Moving away from the news reports for the moment, something a bit more speculative. The above question is one that crops up in my mind every now and then when I read something about how Korean history is distinguished by the number of invasions the country has suffered or hear a Korean say that their country has never invaded anyone else.
Reading this post by Jay (an English teacher in Inch’ŏn), set me off thinking about his some more (this is slightly circular as Jay’s post itself was inspired by Noja’s post below on anti-Americanism). In his post, he notes the bits of Korean history that are not taught in Korean schools:
· the massacres of Vietnamese peasants by ROK forces
· political prisoners, imprisoned for 40 years
· WW2 crimes committed by Korean soldiers
· the widespread and calculated terror pursued by Rhee’s regime, from 1948 and continuing into the civil war
· reference to the war as a civil war
· patriotism as something other than loyalty to the state
· a defence of the right to withhold labour
· the dangers lurking in “pure blood” mythologies
· feminist, race, queer theories of any kind
Perhaps the easy answer to the question posed above is simply no, since the whole point of the nation as it was conceived in the late nineteenth century is to impose the will of a minority of people on others. If it can’t do this externally via imperialism, then the nation will sure as hell do this internally by stifling dissent, enforcing conformity through nationalist education and militarism and creating an ‘identity’ that necessarily closes off one group of humans from another (thus helping to prevent us from collectively realising the global transformations that are so clearly required if we are to survive).

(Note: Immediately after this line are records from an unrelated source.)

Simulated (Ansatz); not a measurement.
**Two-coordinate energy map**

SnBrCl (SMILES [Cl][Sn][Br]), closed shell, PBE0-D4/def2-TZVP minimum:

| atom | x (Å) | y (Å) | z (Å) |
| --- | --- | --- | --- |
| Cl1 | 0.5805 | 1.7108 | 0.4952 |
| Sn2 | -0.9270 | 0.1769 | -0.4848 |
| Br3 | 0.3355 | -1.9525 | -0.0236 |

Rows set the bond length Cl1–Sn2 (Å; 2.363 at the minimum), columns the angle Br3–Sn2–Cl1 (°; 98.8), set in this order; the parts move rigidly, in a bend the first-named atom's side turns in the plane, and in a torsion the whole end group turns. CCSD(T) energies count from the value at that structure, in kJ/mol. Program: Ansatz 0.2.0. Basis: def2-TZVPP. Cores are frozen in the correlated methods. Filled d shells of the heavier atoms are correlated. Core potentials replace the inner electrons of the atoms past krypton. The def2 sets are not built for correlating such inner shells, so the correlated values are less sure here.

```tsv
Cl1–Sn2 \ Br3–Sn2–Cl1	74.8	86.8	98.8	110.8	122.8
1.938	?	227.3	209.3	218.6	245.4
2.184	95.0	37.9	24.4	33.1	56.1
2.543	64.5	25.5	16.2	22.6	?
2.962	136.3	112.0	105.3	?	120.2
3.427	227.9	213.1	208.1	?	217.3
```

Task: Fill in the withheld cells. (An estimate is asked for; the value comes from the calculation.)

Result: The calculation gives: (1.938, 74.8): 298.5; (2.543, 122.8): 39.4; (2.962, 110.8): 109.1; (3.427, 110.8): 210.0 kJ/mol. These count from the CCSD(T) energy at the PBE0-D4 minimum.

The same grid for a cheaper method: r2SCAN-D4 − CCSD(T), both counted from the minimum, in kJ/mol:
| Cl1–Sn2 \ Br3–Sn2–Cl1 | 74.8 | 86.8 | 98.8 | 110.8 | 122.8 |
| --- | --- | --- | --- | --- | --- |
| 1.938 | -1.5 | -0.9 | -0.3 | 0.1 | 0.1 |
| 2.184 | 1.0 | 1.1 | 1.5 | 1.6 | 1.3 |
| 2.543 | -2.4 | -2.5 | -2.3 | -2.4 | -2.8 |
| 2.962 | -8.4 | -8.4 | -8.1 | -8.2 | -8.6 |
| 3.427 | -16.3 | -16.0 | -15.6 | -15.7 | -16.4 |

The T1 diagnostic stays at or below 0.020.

But perhaps this is too simple: there really are historically determined differences in the way that different countries behave at different times; and there really is a hierarchy of strong and weak states in the modern world.
Chosŏn Korea, for example, is not a society that I would aspire to live in (assuming that time travel technology was perfected). Like other feudal/tributary societies it was based on the brutal exploitation of the great majority, who lived short lives and for much of the time barely subsisted, even as they saw the fruits of their labour taken from under their noses by the magistrate’s tax collectors and the local landlords. On the other hand, perhaps because of its particular geographical and ideological location within the Sinocentric world order, it was a country that showed no interest in expanding beyond its borders, conquering and subjugating other peoples, in clear contrast to Hideyoshi’s Japan or Qing China.
I’m not sure whether there is a conclusion to my meandering thoughts. But perhaps my uneasiness whenever I hear someone tell me that Korea has, in effect, ‘always been innocent’, comes from the fact that class societies, whether premodern polities or modern nation states, are always guilty in some way or another.
As a side note to these thoughts, I heard the excellent Gary Younge speak last night at a meeting on Islamophobia and racism. Discussing the press reaction to the recent furore here in the UK over racism on Celebrity Big Brother, he wondered how it was that whenever countries like Britain and the US ‘lose their innocence’ in a controversy like this they seem to be able to regain it again so quickly.